Why you should see Barbara and the Camp Dogs
In eight days, I’ve seen the Bell Shakespeare production of Merchant of Venice, Muriel’s Wedding the Musical and, at its first preview, Barbara and the Camp Dogs.
This is just about my entire intake of theatre for 2017 — although first thing this morning, I also booked tickets for High Fidelity.
I went to see Muriel’s Wedding with a heart full of hardness and within ten minutes, softened. So much love and fun and everyone happy.
Barbara is a musical, but not like that. When Belvoir emailed me the survey about the production this morning, it asked if I LOVED it.
It was hard, so hard, challenging, gripping, confronting — but most of all — utterly absorbing.
And it was a preview in much better shape than any other preview I’ve ever seen.
There is no way I’m going to give away the plot because I have a ‘no spoilers’ rule in anything I write — but it’s the story of two Indigenous sisters and their relationship to each other and to their mother. It’s also about so much loss, my heart broke in nearly every scene.
NOT every scene. This is a musical and whenever I think about musicals, I think happy thoughts.
This music is not happy thoughts, it is throbbing, brooding, beating, runs like blood through the entire production.
Two women wrote this tragedy. The first is Ursula Yovich, who, as Barbara, also led the performance with belting emotion and vocals for two solid hours. The other writer, Alana Valentine, may be *slightly* annoyed I’m describing this as a tragedy but as she was my bridesmaid in 1983, I feel as if I can be frank. Between Ursula and Alana, it took six years and worth every day of the wait. And Elaine Crombie, as René , Barbara’s cousin, has the voice of a lion.

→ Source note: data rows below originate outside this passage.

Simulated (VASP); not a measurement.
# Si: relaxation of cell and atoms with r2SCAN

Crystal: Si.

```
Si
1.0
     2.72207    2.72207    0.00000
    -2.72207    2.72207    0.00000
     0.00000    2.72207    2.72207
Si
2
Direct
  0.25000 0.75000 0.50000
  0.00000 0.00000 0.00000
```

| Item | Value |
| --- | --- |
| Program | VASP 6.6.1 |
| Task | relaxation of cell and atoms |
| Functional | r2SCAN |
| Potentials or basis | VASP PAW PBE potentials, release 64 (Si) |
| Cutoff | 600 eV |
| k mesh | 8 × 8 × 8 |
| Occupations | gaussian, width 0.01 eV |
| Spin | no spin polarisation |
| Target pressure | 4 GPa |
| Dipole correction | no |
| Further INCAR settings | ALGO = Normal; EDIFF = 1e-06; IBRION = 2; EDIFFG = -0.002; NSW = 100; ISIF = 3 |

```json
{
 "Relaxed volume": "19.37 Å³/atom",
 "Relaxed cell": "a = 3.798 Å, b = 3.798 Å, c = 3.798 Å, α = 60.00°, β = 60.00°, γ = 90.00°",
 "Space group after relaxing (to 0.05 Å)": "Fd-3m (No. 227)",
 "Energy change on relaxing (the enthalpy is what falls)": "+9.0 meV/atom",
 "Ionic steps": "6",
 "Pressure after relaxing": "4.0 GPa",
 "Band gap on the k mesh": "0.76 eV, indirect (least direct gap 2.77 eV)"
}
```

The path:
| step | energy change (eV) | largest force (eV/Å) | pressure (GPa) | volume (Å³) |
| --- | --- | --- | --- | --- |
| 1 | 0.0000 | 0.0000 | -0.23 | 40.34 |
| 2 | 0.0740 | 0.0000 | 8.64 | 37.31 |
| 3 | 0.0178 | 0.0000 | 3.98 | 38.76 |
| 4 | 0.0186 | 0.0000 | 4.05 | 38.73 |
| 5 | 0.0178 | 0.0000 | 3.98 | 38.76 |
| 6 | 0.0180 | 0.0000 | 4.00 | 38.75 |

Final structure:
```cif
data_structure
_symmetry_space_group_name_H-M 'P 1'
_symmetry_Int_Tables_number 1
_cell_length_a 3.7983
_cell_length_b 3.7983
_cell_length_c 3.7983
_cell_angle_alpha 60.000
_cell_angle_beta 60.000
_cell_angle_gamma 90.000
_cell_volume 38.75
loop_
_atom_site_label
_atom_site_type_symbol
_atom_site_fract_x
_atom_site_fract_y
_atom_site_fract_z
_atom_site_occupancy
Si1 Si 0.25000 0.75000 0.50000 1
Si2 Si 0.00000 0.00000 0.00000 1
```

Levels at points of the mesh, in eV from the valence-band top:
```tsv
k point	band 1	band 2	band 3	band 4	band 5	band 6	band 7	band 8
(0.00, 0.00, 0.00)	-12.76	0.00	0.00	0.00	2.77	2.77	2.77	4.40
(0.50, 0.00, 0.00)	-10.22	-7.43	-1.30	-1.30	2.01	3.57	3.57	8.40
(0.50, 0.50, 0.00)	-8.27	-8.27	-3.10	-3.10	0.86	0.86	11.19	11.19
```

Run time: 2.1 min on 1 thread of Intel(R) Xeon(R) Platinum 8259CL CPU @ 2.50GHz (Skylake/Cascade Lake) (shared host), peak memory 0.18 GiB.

When I go again, I’ll choose to sit on the stage. It’s set up like a pub with live music. I’ll take my beer, sit at a table and watch the all-woman band. By then, I will have played the soundtrack I bought last night a few hundred times and I’ll be able to sing along. Thank god for musicians, music writers, producers, wranglers, directors, so many of them here, Vicki Gordon, Alana Valentine, Ursula Yovich, Adm Ventoura, Jessica Dunn, Michelle Vincent and Debbie Yap .
And I will still be utterly transfixed by the scene where Barbara recounts what happens to her in the back of the paddy wagon. I will cry most of the way through. Book and you can join me.